Many projects evolve through a prescribed or regulated group of stages that require engineering, administrative, or legal approval before proceeding to the next stage. For example, within the utility domain, common project stages include working, proposed, accepted, construction, and as built. This particular process is essentially cyclical; a work order is initially assigned to an engineer and modified over time as the project evolves through the various stages before full integration with the production database.

In this approach, a version is created to represent each stage of this process: initial design or proposal, an approved version, and a version for the construction phase. As the project advances through the project milestones, each stage is reviewed and approved then superseded by the next version until the last stage is reached and completed. The older versions may be maintained for historical reference or deleted as required.

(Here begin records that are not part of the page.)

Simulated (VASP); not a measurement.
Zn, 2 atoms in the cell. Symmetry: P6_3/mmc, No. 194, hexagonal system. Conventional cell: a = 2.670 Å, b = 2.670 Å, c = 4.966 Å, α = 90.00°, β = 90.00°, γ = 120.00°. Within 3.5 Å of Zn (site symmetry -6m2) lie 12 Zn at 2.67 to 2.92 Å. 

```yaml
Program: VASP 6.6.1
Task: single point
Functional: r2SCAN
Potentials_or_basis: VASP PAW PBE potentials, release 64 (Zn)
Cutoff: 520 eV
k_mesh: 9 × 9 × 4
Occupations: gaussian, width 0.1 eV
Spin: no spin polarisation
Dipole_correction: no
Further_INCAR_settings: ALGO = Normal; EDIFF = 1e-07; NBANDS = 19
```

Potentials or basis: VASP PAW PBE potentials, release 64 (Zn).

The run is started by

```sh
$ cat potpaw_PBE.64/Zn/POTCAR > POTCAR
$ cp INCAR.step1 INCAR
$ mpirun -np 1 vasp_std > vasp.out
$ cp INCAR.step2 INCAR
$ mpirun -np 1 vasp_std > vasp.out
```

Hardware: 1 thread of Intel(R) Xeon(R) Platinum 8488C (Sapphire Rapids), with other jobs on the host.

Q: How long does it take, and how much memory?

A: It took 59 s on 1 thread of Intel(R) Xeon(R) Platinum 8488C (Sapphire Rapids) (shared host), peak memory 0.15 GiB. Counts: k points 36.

Once the project is complete, the constructed version can be reconciled with and posted directly to the DEFAULT version, without having to reconcile and post with the previous versions in the lineage.

Pros

  • Suitable for projects that evolve through a series of stages, where each stage must be isolated as a distinct unit of work.
  • As with all other multiple-tier configurations, this workflow allows editors to develop proposals and design alternatives without affecting the production database.
  • Changes can be posted directly to DEFAULT, which eliminates the overhead of progressively posting changes up the version tree to the DEFAULT version.

Cons

  • Not suitable for batch reconcile and post processes, because any implementation would require a great deal of application logic to determine which versions to reconcile and post.